The Return of Jarv’s Birthday Series- Sin City: A Dame to Kill For (2014)

sin-city2

I’d completely repressed the fact that we’d done these bloody birthday series, which come complete with the added bonus of only being stopped by the reviewers’ actual death. Anyhoo, as I’m still on the unemployment train, I thought I’d have a look to see what treasures 2012, 2013, 2014 and 2015 had left for me before my imminent birthday this year. So, having briefly perused Wikipedia, I was quite pleased to see a palatable list that I’ve already (for the most part) seen and, more importantly, didn’t hate. My provisional list is: Premium Rush, You’re Next, Sinister 2 and, for 2014 and today’s entry, Sin City: A Dame to Kill For. I’ll also update the scores for the first run through after I catch up with 2016’s entry.

Contains new material written especially for Werewolves on the Moon that isn’t as good as the material that has already been published in this series (heh) and spoilers below

I quite like Robert Rodriguez’ 2005 adaptation of Frank Miller’s Sin City. I’m not really sure why, but if I had to speculate, I suppose because it’s the kind of pulpy sleazy material that tends to appeal to my tastes. It didn’t hurt that it looked great (for the time), had some very solid acting in it from a decent ensemble cast, a good smattering of boob and enough violence to offend the Geneva Convention. So, I have to say I was mildly curious when I heard they were doing a quasi-sequel to it. Unfortunately, the passage of time had not been kind, in that the original wasn’t that fresh any more (particularly not from a visuals point of view), and the public was mostly completely indifferent to the possibility of a return to Basin City. Thus, as is the way with these things, it tanked like a Sherman and I doubt that we’ll see a Sin City 3, which is a bit of a relief for reasons that will become apparent.

Sin City 2 Eva Green

Clearly not the sort of girl you take home to meet the parents, for obvious reasons.

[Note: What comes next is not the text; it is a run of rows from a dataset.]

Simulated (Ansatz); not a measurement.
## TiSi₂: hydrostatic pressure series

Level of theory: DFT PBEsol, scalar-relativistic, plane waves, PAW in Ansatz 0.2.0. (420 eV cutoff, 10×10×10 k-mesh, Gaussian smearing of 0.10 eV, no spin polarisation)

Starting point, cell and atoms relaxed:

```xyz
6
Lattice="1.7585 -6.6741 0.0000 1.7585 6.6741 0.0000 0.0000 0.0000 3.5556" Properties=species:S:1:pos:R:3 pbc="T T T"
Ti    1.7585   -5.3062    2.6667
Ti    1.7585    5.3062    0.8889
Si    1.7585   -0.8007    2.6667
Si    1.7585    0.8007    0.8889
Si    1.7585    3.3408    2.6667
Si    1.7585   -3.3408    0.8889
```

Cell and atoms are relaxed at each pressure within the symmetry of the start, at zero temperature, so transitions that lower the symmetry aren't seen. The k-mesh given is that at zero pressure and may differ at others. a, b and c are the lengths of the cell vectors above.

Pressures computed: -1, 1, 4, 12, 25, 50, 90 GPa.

As with the first film, Sin City: A Dame to Kill For (from hereon this will now be known as SC2 as I can’t be arsed to type all that out every time and I need to use the Dame to Kill For name for its dedicated story) tells three stories in the sleazy world of Basin City where the only thing cheaper than the dames is life itself. Again, as with the first film, we’ve got a few characters that appear in all three stories, one of whom has been elevated disastrously to a far more prominent role and a few shared locations (notably Katie’s Bar). The 3 stories this time are The Long Bad Night, A Dame to Kill For, and the “new” Nancy’s Revenge. As before, the film jumps between stories (although A Dame to Kill For is allowed to play out in its entirety) and it also features a prologue (although not an epilogue). Furthermore, the stories aren’t presented chronologically, but as they’re not particularly hard to follow this, with one exception, doesn’t hurt the film. I’ll come to the exception in a minute, as it’s a bit of a major complaint (and damned lazy) that impacts both this film and the original.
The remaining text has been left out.